To Mr. Grier, the key to the survival of Quebec’s pork sector is adaptation, and he believes that Olymel, in switching to a value-added approach, is taking the right steps. He notes that Canada, as the seventh-largest pork producer in the world, is not a small player. China has cheaper labour and lower regulations, said Mr. Grier, but Canada can stay competitive by efficiencies and offering a boutique service.

According to 2020 data collected by InterPIG, an international group of economists, Canada’s pork sector is the third most efficient in the world, just below the U.S. and Brazil. This is because Canada’s does not need to import grain, the most significant production cost for pork farming.

And Canada’s grain industry remains resilient. Yields of wheat, canola, barley and corn have only increased over the past few years, with 2022′s corn yields alone hitting a record high.

Mr. Grier also said that Canada has efficient animal husbandry practices that lead to more pigs per litter. A switch to value-added products also plays into Canada’s smaller scale, meaning we can offer a more boutique service.

“We’re good at what we do,” said Mr. Grier. “When you get pork from Canada, you get it to your specifications. Whereas in the United States you get it to the plant’s specifications. It’s just classic big company versus small company.”
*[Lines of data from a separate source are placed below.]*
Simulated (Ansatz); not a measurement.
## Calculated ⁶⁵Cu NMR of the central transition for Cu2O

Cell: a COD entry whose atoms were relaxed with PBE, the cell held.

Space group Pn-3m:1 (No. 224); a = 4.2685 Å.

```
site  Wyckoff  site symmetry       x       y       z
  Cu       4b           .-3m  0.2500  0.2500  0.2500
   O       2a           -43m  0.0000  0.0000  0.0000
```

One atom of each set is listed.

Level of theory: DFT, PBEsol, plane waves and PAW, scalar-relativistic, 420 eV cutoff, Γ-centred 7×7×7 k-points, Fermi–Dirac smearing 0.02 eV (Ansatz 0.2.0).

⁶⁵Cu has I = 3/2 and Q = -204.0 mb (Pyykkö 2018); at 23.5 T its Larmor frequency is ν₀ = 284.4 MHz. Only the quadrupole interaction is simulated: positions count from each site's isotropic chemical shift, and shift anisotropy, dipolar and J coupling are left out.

Mr. Gervais, sitting on the second floor of La Fernandière sausage factory, needs this strategy to pay off. After weathering two years of losses in the hundreds of millions, Olymel is hoping to invest in higher-tech facilities that will take optimization to the next level using artificial intelligence and more robotics. He’s also hoping that the drop in pork supply will increase prices.

Reflecting on the past year, he is optimistic but realistic.

“We did what we had to do,” said Mr. Gervais. “We stabilized the ship, but we have to continue to optimize.”